Los Angeles is noted for its consistently balmy climate (the temperature rarely dips below 15oC) but, for the ultimate sunny Californian experience, it's best to arrive when the temperatures are creeping up to the mid-20s. Later on in the summer though, fog from the Pacific can be a bit of a problem (sometimes it doesn't lift all day) and the pollution gets, unfortunately, as bad as they say. To find out what's going on read the Calender section of The Los Angeles Times (on Sundays) or there is also the Los Angeles monthly magazine which has lots of up-to-date information.

BEAM DOWN

London-Los Angeles is the second-busiest route across the Atlantic, after London-New York. Five airlines fly non-stop - Air New Zealand, American, British Airways, United and Virgin Atlantic: another airline, Continental, has an allocation of seats on Virgin. Seats on direct flights for the summer are expensive, but if you can wait until autumn you can expect some absurdly low fares.

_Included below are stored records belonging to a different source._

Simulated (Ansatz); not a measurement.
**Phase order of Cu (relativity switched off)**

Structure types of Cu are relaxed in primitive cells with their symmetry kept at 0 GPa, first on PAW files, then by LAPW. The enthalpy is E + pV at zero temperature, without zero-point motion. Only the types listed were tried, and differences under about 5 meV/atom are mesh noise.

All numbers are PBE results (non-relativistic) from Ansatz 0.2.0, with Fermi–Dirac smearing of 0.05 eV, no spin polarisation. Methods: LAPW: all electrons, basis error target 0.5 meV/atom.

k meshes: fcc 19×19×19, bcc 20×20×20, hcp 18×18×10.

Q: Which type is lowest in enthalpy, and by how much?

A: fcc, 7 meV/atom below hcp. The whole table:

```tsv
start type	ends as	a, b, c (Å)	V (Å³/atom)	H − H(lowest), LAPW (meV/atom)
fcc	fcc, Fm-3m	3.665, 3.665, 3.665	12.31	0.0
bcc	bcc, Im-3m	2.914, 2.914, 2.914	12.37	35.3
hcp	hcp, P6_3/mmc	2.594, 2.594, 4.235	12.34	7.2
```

The LA bus and metro service is good. To get downtown from the airport, take the free shuttle bus to the metro station. You have to change trains once, but the one-hour journey costs under a pound. Alternatively, Shuttle Bus C runs from outside the arrivals terminal to the airport bus station, whence bus 42 (ominously marked "County Jail") takes about 50 minutes to get downtown.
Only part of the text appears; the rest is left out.